Open veeenu opened 6 years ago
Hi @veeenu - apologies for the confusion. I looked into this, and the description in #1778 is misleading. Looks like we may have started with a different intention, but in the change we actually merged, the daily bar writer expects no gaps in the data (i.e. they won't be filled).
If you expect gaps, you probably just want to reindex against the expected trading sessions to fill with nans. You should be able to do something like:
from zipline.utils.calendars import get_calendar
# Ensure the df is indexed by UTC timestamps
df = df.set_index(df.index.to_datetime().tz_localize('UTC'))
# Get all expected trading sessions in this range and reindex.
sessions = get_calendar('NYSE').sessions_in_range(start_date, end_date)
df = df.reindex(sessions)
No problem! I will try reindexing the dataframe. I suggest adding this bit of information to the documentation as I believe time series with gaps are a frequent use case, at least in the context of custom bundles.
Thanks for your patience, and keep up the great work! :)

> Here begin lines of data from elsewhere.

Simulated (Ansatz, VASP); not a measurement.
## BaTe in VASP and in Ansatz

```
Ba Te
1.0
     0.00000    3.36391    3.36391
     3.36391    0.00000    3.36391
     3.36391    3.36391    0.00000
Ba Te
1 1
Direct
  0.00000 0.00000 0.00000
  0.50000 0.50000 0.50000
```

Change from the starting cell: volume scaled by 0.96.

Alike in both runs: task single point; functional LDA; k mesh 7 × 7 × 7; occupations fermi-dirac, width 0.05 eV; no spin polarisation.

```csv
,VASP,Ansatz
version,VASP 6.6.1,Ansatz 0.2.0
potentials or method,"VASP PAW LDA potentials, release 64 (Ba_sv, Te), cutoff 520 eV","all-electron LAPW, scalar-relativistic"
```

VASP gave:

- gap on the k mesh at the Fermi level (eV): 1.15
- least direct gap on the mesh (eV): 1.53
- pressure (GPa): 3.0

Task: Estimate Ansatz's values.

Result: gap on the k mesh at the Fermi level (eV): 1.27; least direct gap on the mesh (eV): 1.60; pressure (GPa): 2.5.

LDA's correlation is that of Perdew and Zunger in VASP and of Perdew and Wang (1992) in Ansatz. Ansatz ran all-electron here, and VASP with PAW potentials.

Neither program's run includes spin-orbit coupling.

After fixing the above, I incurred in another issue which I can't solve. It seems now that the data is correctly ingested, but I get an error at the time of executing the algorithm. This is my new ingest function:
def ingest(environ, asset_db_writer, minute_bar_writer, daily_bar_writer, adjustment_writer, calendar, start_session, end_session, cache, show_progress, output_dir):
differences = dict()
symbols = sorted([a['ticker'] for a in assets])
dtype = [('start_date', 'datetime64[ns]'),
('end_date', 'datetime64[ns]'),
('auto_close_date', 'datetime64[ns]'),
('symbol', 'object')]
metadata = pd.DataFrame(np.empty(len(symbols), dtype=dtype))
def write_fn():
for idx, asset in enumerate(assets):
aid, tkr = asset['id'], asset['ticker']
ts = requests.get(API('asset/{:s}/prices/eod'.format(aid))).json()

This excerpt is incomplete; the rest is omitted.